Charlie Haas, The Enthusiast (Harper Perennial, 2009)

Charlie Haas’ debut novel The Enthusiast is a study in presence and absence.  The narrator Henry Bay, a magazine editor, spends his life documenting the obscure things other people fill their lives with (crocheting, tea, spelunking), yet the novel is divided into two aptly named sections that describe his own life—“Empty Orchestra” and “Empty Hand.”  That’s not to say that Hass has written an empty novel; on the contrary, The Enthusiast is full of quirky characters, pleasingly simple small towns, and an intriguing mix of malaise and altruism.

Haas, who moved to California as a teenager, brings a distinctly bleached-out California vibe to his prose.  When we first meet Henry he is also a teenager in California, living in a newly constructed boom-town dominated by a corrupt company—you get the sense that he is looking at the world through squinted eyes.  Everything seems too bright to look at or process directly, and Haas gives us clean and modern, if slightly evasive descriptions which set the tone for the novel’s style and its narrator’s tendencies. 

Henry, the younger son in a suburban family, is a child living in the shadow of his brilliant older brother, Barney.  When their father loses his job at the corporate mainstay, their world is thrown into flux.  Barney’s genius relieves him of responsibility and he is sent off to become a scientist who might actually save the world.  Henry, on the other hand, has the much harder task of trying to save the family.  After a failed stint doing pre-law in college (and trying to win back his father’s pension via the legal system) he quits trying to be a savior and runs off to join the editorial staff at a fledgling magazine, Kite Buggy.  What follows next is a journey through Middle America and the passions that drive it.  Henry, coasting on his fear of confrontation and the convenience of working for small ready-to-fold magazines, moves from one small town to another, covering the beat for Rock Hunter, Cozy, Ice Climbing, you name it… Haas gives us a clue to the source of this restlessness in a childhood conversation between the brothers at the zoo, which Henry initiates:

Do you remember telling me what the animals’ philosophy was?
Their philosophy? No.
Yeah you watched them all day, and then you said all the animals had the same philosophy.  It was ‘I think I’ll go over there for a while’.

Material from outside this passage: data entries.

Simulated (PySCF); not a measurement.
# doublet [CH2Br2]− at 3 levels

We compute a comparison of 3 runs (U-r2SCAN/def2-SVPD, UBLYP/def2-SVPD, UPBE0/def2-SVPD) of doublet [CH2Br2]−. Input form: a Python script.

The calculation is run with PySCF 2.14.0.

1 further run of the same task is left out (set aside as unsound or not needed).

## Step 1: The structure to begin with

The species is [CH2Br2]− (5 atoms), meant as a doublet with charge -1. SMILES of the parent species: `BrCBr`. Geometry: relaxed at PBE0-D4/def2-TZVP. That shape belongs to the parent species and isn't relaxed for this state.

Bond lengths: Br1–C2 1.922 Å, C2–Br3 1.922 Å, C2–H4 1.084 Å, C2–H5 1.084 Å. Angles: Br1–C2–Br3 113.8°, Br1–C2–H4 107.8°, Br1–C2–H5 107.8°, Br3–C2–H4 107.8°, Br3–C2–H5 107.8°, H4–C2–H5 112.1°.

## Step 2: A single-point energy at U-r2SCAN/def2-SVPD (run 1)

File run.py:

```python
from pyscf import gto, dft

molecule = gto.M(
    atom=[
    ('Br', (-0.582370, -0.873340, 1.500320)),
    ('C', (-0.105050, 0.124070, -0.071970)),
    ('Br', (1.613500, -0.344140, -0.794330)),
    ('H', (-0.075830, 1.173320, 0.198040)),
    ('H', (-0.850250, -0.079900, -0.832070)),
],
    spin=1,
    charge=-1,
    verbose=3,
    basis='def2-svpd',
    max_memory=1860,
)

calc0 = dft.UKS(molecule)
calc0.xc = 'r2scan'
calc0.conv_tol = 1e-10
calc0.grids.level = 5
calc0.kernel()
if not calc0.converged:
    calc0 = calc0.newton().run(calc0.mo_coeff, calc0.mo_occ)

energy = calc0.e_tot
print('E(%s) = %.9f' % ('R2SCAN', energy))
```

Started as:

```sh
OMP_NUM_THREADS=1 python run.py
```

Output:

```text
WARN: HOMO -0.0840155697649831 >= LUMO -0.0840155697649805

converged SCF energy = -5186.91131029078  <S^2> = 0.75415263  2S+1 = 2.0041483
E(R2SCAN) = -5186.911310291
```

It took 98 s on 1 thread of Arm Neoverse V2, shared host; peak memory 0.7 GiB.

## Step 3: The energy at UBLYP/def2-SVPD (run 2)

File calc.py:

Henry is just such a creature, wandering the country while contending with a deep fear of his own maturation. As he moves from one smoke-stained apartment to another, learning arcane information about arcane activities, and playing guinea pig for extreme sports gear, Henry’s only mainstays are his college friend Gerald (a wry wit), his failed love Jillian (an Annie Oakley who insists on calling him Hank) and his brother Barney (whose work on stem cell research makes him a potential target for a Unabomber-like character).  Not until he meets Patti and proposes to her does he settle in one place, a move which makes his life even more unpredictable. 

Despite having spent years conversing with men who live in caves, tea gurus, and crochet-masters, little has prepared Henry to deal with his own family.  His wife works as an ego-booster for extreme athletes and, once again, Henry is surrounded by the relentless enthusiasm of others instead of his own—but not for long.  The events that unfold (and there are some dramatic, if contrived, surprises along the way) give him more than just an opportunity to use the obscure knowledge he’s acquired over the years; they help him find the very thing that makes him tick.

In a novel where years are measured by the model of rental car Henry drives (Spectra, Forester, Fit), Haas has whittled out a deep groove of emotion and humor that make The Enthusiast a worthy summer read.

Contributor

Caroline Seklir

Caroline Seklir is a writer based in New York City.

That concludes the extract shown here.